Iggy Rodriguez, whose body of work reflects the social realities he wants to change as an activist, considers the award an opportunity to introduce people to the mass movement. Artists, he said, should “create for the people” and they should remain conscious that their “real arena is not the closed galleries but the streets, among the people.”
By TERENCE KRISHNA V. LOPEZ
MANILA — Last May, he was detained for two nights when he was illegally arrested along with six other activists protesting the demolition of urban-poor communities in Sucat, Paranaque. Now, he can have the last laugh.
On July 9, Raul Ignacio “Iggy” Rodriguez will receive an award from the Cultural Center of the Philippines (CCP) no less. He is one of the recipients of this year’s Thirteen Artists Award, an award given every three years by the CCP to emerging artists. Iggy will deliver this year’s “acceptance” speech for his batch.
The Thirteen Artists Award is given to 13 emerging artists every three years. The recipients have to be nominated by curators or former recipients of the award. The selection is based on the nominated artists’ body of work and not on their achievements as individual artists.
Iggy Rodriguez: Artists should create for the people. (Photo by Terence Krishna V. Lopez / bulatlat.com)
The award is in honor of the pioneering group of the 13 big names in Philippine art: Victorio Edades, Galo B. Ocampo, Carlos “Botong” Francisco, Diosdado Lorenzo, Vicente Manansala Jr., Hernando R. Ocampo, Cesar T. Legaspi, Demetrio Diego, Bonifacio Cristobal, Jose Pardo, Arsenio Capili, Ricarte Purungganan, and Anita Magsaysay-Ho. It started as a project of the CCP Museum in 1970 under its first curator, Roberto Chabet.
The work of the 13 artist-awardees will be on exhibit at the Bulwagang Juan Luna (main gallery) and the Pasilyo Guillermo Tolentino (third floor hallway) of the CCP up to August 16.
Always An Artist
In an interview with Bulatlat.com, Iggy said he is happy and excited, and he talked about hope and challenges of being an artist in these trying times.

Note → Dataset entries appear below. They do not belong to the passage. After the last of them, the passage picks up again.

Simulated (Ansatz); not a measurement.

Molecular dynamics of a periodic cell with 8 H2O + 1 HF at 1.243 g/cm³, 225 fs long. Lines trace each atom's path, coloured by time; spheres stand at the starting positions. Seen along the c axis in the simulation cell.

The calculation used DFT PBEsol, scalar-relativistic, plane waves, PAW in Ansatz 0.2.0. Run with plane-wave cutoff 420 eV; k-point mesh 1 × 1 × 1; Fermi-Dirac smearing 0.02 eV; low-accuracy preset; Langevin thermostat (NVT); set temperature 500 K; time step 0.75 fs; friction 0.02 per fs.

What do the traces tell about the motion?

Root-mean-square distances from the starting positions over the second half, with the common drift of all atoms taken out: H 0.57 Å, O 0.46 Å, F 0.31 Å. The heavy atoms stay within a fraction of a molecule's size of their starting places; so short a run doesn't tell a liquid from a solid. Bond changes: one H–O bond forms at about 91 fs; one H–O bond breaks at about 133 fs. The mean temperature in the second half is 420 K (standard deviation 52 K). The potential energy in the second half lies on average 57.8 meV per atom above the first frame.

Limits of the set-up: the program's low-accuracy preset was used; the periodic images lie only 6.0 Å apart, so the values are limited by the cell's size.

For Iggy, artists should be active participants in the movement for social change. “It has always been the role of real artists to serve the people, live with them, experience their lives and struggles while offering to them and to the country the artists’ most colorful and beautiful creations.”
Iggy Rodriguez’s “Symphony of Destruction”: The conductor may be a king, an emperor, a force that brings forth destruction to the people. (Photo by Terence Krishna V. Lopez / bulatlat.com)
This artist’s portfolio lives up to his ideas about the role of artists. Most of his work deals with the life and struggle of the people. His work reflects the poor and the marginalized and their resolve to fight the establishment.
Asked about other emerging artists whose work mirror social realities but are not directly involved with the people’s movement, Iggy said “we should recognize them for being brave enough to show life’s realities in their works.”
But Iggy added that it is also just as important to recognize the different levels of each artist’s reach in their respective disciplines.
On top of using their social-realist vision in their career, it would be more substantial if they actually live with the people and experience these realities with them.
Of progressive artists who are not directly involved with the people’s movement, Iggy said: “Let us not limit ourselves; nothing is given to us naturally, it all starts in asking questions but eventually, we have to answer the ultimate question, ‘For whom do we offer our work?’”
Overcoming Individualist, Elitist Tendencies
One of the biggest challenges for an artist is overcoming individualist and elitist tendencies, Iggy said. “Every artist must see beyond his own personal interests. The signs of the times have been telling us to set aside our individual interests and contribute to social change,” he said.
There are many ways of overcoming these tendencies, for instance, by collaborating with other artists, Iggy said.